I’ll celebrate Tony’s 80th by sharing a segment from “Tony Oliva: The Life and Times of a Minnesota Twins Legend”:
As a coach for the World Series-winning teams in 1987 and 1991, Oliva introduced a new generation of Twins to a unique Cuban import. It’s made of mahogany—“we call it mahogwa,” he notes—a dark dense, heavy wood not normally associated with baseball. But when he traveled home after his first trip back to Cuba in 1973, Oliva was carrying a bat cut from mahogany. And the bat had a name: this bat was called “Thunder.”
“It’s a Cuban wood that brings back some memories,” says Oliva, who explains that he and his father and brothers sometimes made bats from whatever kind of wood was available. A bat from mahogwa was not unusual in Cuba, though none were quite like Oliva’s bat. “Thunder is a little bit heavy,” he admits.
“I don’t think anybody could have possibly swung it except for Tony, because Tony was so strong in the hands and forearms,” insists Rick Stelmaszek, who spent 32 years coaching in the Twins organization and was part of Tom Kelly’s staff in both 1987 and 1991. “That was his baby. Yeah I know Thunder.”

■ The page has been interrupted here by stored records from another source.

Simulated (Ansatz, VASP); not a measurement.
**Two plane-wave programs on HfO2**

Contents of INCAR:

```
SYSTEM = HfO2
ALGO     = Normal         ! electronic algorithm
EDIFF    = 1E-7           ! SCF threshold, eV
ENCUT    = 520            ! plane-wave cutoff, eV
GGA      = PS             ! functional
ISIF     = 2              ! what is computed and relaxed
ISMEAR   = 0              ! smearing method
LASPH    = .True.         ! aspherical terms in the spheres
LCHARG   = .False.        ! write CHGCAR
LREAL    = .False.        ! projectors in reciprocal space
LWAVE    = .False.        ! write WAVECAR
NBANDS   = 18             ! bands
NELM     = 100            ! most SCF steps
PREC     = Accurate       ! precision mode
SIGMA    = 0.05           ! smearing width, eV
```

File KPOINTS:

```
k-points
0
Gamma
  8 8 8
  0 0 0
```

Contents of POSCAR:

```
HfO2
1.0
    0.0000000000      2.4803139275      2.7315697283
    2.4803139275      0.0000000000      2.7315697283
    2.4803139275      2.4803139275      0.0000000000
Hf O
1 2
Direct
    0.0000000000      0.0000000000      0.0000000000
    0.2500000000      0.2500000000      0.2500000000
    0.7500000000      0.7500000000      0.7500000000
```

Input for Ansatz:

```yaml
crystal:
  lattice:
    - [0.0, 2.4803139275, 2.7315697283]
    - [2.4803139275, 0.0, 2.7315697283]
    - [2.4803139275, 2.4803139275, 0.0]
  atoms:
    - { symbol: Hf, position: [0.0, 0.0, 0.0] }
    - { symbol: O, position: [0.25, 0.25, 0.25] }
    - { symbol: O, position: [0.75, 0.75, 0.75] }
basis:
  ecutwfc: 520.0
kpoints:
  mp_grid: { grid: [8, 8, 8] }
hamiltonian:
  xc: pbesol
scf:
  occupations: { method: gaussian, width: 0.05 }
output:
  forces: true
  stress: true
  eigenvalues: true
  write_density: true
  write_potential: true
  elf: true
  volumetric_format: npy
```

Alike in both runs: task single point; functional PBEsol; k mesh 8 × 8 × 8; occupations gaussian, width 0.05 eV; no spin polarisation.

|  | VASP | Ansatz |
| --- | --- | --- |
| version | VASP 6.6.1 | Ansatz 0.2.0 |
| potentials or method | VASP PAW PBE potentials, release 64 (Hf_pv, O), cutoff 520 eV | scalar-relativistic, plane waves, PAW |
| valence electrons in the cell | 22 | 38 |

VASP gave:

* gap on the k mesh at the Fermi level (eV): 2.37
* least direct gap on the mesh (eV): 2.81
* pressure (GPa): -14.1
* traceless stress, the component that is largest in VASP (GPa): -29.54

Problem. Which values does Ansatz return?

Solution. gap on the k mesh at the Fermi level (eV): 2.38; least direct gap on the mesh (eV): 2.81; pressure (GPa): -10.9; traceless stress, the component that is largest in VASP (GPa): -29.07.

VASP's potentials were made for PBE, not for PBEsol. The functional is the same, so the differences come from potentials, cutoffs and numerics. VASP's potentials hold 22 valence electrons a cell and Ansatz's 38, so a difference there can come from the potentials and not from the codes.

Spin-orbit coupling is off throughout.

As the club’s hitting coach, Oliva says he brought Thunder to the Metrodome in 1987 at a point when the club was struggling offensively. The bat was illegal for major-league play, but he encouraged players to hack away with it during batting practice. So the players had a little fun and took their minds off their batting woes.
“It’s the most dense piece of wood,” recalls Tim Laudner, 1980s Twins catcher and clubhouse cutup. “The bat was green and it was probably a 35-, maybe 36-inch bat. That’s bigger than the bat I used, and it had to weigh anywhere from 38 to 40 ounces. It was just a monster piece of wood.”
Twins hitters took their cuts with Thunder with mixed success and good humor. By then, Oliva, nearly 50, could not swing Thunder like he used to, but Laudner says his hitting coach could still put a good swing on the ball when coaches took batting practice. Laudner remembers Tony O “one-hopping the baggie at the Metrodome. Just hanging out these line drives and giggling like a school girl.”
Did Laudner ever use Thunder? “I couldn’t pick it up,” he quips. “I got a hernia just looking at it.”